United States District Court, Third Circuit

September 24, 2013

UNITED STATES OF AMERICA
v.
ROBERT DUANE BLEDSOE.

OPINION

DAVID STEWART CERCONE, District Judge.

On September 21, 2010, Robert Duane Bledsoe ("Petitioner") filed a motion pursuant to 28 U.S.C. § 2255 seeking to vacate, set aside or correct his sentence. For the reasons set forth below, the motion will be denied as untimely.

On December 6, 2005, an indictment was returned charging petitioner with two counts: 1) conspiracy to distribute and possess with intent to distribute 100 grams or more of heroin and 2) possession with intent to distribute heroin. On February 27, 2007, petitioner pled guilty to count one and count two was dismissed after imposition of sentence.

Petitioner's presentence report categorized him as a career offender.[1] Petitioner's previous conviction for reckless endangerment contributed to this classification.[2] Because petitioner was found to be a career offender, his offense level was adjusted from 23 to 31 and his criminal history level was raised from IV to VI. Accordingly, his advisory guideline sentencing range was 188 to 235 months. On June 11, 2007, petitioner was sentenced to 100 months incarceration.[3] Neither petitioner nor his counsel filed an appeal from the sentence.

On September 21, 2010, petitioner filed the instant motion and amended in on April 26, 2011. In his original motion petitioner argues that following the Court's decision in Begay, the Third Circuit, on July 14, 2010, in United States v. Lee , 612 F.3d 170 (3d Cir. 2010), determined that reckless or negligent crimes do not fit within the definition of a "crime of violence." Petitioner then posits that the Third Circuit's opinion should be the benchmark from which to measure the timeliness of his motion because it closed the question, in petitioner's favor, as to whether he should have been classified as a career offender. In his amendment he further contends that 1) counsel was ineffective and 2) that the sentenced he received demonstrated that the government breached the plea agreement.

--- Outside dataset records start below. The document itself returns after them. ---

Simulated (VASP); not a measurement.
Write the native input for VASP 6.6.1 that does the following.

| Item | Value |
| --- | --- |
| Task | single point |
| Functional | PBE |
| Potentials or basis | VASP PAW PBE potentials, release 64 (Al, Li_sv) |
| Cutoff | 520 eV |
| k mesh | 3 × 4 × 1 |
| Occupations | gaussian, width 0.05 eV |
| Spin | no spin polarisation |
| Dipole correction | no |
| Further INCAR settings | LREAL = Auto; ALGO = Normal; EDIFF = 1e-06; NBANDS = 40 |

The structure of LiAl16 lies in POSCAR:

The government maintains that petitioner is barred by the one year statute of limitations. In support it argues that Begay and Chambers created the rule that reckless conduct is not sufficient to satisfy the guideline definition of a crime of violence. The government contends that Lee is inapposite to the timeliness of petitioner's motion as it merely applied Supreme Court precedent. As a result, the statute of limitations began to run when the Supreme Court decided Begay and then Chambers. The government also argues that 1) petitioner waived his right to file a Section 2255 motion, 2) the government did not breach the plea agreement and 3) an evidentiary hearing would be needed to determine if counsel was ineffective.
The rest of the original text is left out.